Inflation is predicted by many to reach as high as 10 percent later this year, a rise from the nine percent reported last week.
On top of this, households are currently experiencing an annual rise in energy bills of £693 with the energy price cap predicted to reach £2,800 by October.
Leading poverty experts have called on the Government to reintroduce the triple lock so the state pension rate will align with inflation in the UK.
It appears as if the Government has listened to these concerns as the triple lock is set to be reintroduced later this year.
If the rate of inflation was to hit 10 percent, new state pension claimants would see a weekly payment rise of £18.50 from April of next year.
In a speech last year, the Chancellor Rishi Sunak noted that current forecasts suggest CPI inflation will go up even further in the coming months.
Mr Sunak said: “I can reassure the House that next year, subject to the Secretary of State’s review, benefits will be uprated by this September’s CPI.
“On current forecasts, (this) is likely to be significantly higher than the forecast inflation rate for next year. Similarly, the triple lock will apply for the state pension.”
This will come as a relief to pensioners across the country who have struggled to cope with the ongoing cost of living crisis.
Steven Cameron, a pensions director at Aegon, explained: “Pensioners will be reassured by further confirmation of the government’s commitment to reinstate the state pension triple lock.
“If September’s inflation rate is 10 percent, this will mean an increase in the state pension of £18.50 per week from April 2023.”
Emma Byron, the managing director for Legal & General Retirement Solutions, noted why this decision by the Government will be “good news” for pensioners.
Ms Byron said: “As the cost of living crisis continues to bite, this decision is good news for the many people who rely on the state pension to meet their income needs.
“It does, however, serve as a strong reminder that the state pension is hard to predict.
“As a result, consumers should ensure they’ve made their own private savings provisions too, in order to ensure a good standard of living in retirement.
“We’ve seen an uptick in people withdrawing from their personal pensions early and at higher rates, potentially because incomes are under pressure.
“This is something we are monitoring closely but hopefully the reinstatement of the ‘triple lock’ will provide some reassurance and help people struggling to make ends meet.”
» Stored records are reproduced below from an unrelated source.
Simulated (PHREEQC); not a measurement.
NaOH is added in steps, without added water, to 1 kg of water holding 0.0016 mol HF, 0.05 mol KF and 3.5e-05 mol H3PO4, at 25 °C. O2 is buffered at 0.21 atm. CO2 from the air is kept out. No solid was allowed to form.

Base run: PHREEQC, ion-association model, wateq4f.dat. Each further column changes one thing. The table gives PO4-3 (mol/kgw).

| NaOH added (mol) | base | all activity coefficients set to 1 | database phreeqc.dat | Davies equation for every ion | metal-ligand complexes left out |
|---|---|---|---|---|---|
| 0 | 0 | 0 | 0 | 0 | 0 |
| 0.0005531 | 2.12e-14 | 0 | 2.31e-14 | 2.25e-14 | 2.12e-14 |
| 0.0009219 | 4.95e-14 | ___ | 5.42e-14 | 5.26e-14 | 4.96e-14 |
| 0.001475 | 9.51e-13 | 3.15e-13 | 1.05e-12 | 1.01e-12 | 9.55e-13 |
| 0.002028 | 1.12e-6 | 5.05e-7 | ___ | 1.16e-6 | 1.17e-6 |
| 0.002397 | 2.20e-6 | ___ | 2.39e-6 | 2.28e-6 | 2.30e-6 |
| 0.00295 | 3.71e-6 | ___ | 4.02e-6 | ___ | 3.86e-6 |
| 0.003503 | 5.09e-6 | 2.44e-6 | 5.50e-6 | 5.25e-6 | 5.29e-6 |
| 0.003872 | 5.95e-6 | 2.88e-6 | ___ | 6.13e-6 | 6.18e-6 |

As it stands, the full new state pension claimants for those who are 66 or over is £185.15 per week.
To qualify for the full amount provided by the new state pension, which differs to the basic state pension, recipients must have 35 years of National Insurance contributions under their belt. Meanwhile, people normally need 30 years for the basic state pension.
The payment for retirees is usually paid every four weeks into the bank or building society account of the claimant’s choice.
Britons should expect the state pension rate to rise from April 2023, at the same time as other benefit payments.